Metrics reference
audience: operators
Every zipnet binary exposes a Prometheus endpoint when
ZIPNET_METRICS is set. The table below lists the metrics worth
scraping in production. Metrics starting with mosaik_ are emitted
by the underlying mosaik library and documented in the
mosaik book — Metrics;
the ones that are load-bearing for zipnet operations are listed here.
Metrics that are instance-scoped carry an instance label whose value
is the operator’s ZIPNET_INSTANCE string (e.g. acme.mainnet).

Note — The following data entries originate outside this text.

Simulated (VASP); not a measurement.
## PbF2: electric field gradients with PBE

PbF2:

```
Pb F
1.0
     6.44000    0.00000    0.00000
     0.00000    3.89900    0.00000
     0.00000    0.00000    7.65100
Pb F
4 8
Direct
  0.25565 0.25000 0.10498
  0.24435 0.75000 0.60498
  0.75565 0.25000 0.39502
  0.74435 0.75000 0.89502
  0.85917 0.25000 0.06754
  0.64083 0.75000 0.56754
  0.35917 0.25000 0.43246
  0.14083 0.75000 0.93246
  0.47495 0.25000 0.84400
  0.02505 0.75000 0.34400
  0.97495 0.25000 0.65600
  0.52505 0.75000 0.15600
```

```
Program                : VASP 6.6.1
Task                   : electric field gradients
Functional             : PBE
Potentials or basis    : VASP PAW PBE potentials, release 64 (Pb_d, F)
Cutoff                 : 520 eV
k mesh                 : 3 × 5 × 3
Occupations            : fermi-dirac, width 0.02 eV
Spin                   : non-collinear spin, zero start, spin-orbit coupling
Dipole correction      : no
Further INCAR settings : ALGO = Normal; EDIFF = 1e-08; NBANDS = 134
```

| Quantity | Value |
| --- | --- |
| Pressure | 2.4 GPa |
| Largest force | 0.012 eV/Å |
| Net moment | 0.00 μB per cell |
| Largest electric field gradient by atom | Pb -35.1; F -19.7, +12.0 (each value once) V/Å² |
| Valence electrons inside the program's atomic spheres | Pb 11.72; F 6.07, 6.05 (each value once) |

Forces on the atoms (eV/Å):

When a host multiplexes several instances (see
Operator quickstart — running many instances),
every instance-scoped metric is emitted once per instance.
Per-role metrics
Committee server
| Metric | Kind | Meaning | Healthy value |
|---|---|---|---|
mosaik_groups_leader_is_local{instance=<name>} | gauge (0/1) | Whether this node is the Raft leader for the instance | Exactly one 1 across the committee of each instance |
mosaik_groups_bonds{peer=<id>,instance=<name>} | gauge (0/1) | Whether a bond to a specific peer is healthy | 1 for every other committee member of the same instance |
mosaik_groups_committed_index{instance=<name>} | gauge | Highest committed Raft index | Monotonically increasing, step ≈ 2 per round |
zipnet_rounds_finalized_total{instance=<name>} | counter | Rounds this node saw finalize | Increases at ~1 / ZIPNET_ROUND_PERIOD |
zipnet_partials_submitted_total{instance=<name>} | counter | Partials this node contributed | Increases 1-per-round |
zipnet_client_registry_size{instance=<name>} | gauge | Clients currently registered | Roughly = expected client count |
zipnet_server_registry_size{instance=<name>} | gauge | Servers currently registered | Equals committee size |
The mosaik_groups_leader_is_local gauge is the one the operator
quickstart tells you to check when bringing a new instance up —
exactly one committee node should report 1 per instance.
Aggregator
| Metric | Kind | Meaning | Healthy value |
|---|---|---|---|
mosaik_streams_consumer_subscribed_producers{stream=<id>,instance=<name>} | gauge | Number of producers this consumer is attached to | = client count for ClientToAggregator |
mosaik_streams_producer_subscribed_consumers{stream=<id>,instance=<name>} | gauge | Number of consumers attached to this producer | = committee size for AggregateToServers |
zipnet_aggregates_forwarded_total{instance=<name>} | counter | Aggregates sent to the committee | ≈ rounds finalized |
zipnet_fold_participants{round=<r>,instance=<name>} | histogram | Clients per folded round | Depends on your client count |
zipnet_clients_registered_total{instance=<name>} | counter | Client bundles mirrored into ClientRegistry | Grows to client count, then plateaus |
Client
| Metric | Kind | Meaning | Healthy value |
|---|---|---|---|
zipnet_envelopes_sent_total{instance=<name>} | counter | Envelopes sealed and pushed | Increases by 1 per talk round |
zipnet_envelope_send_errors_total{instance=<name>} | counter | send failures | Ideally 0 |
zipnet_client_registered{instance=<name>} | gauge (0/1) | Whether our bundle is in ClientRegistry | 1 after the first few seconds |
Metrics that indicate trouble
| Metric | Fires when | First action |
|---|---|---|
mosaik_groups_leader_is_local is 1 on zero or ≥ 2 nodes of one instance for > 1 min | Split-brain or no leader | Incident response — split-brain |
mosaik_streams_consumer_subscribed_producers drops to 0 on the aggregator | Clients disconnected | Check client-side logs for bootstrap failures |
zipnet_aggregates_forwarded_total flat for > 3 × ZIPNET_ROUND_PERIOD | Aggregator stuck OR committee cannot open rounds | Incident response — stuck rounds |
zipnet_server_registry_size < committee_size for > 30 s | A committee server failed to publish | Check that server’s boot log |
mosaik_groups_committed_index frozen | Raft stalled | Check clock skew, network partition |
Every trouble alert should be scoped by instance so multi-instance
hosts do not conflate a stuck testnet with a stuck production
committee.
Recording rules for Prometheus
Useful derived series (all scoped by instance):
# Round cadence per instance
rate(zipnet_rounds_finalized_total[5m])
# Average participants per round per instance
rate(zipnet_fold_participants_sum[5m])
/ rate(zipnet_fold_participants_count[5m])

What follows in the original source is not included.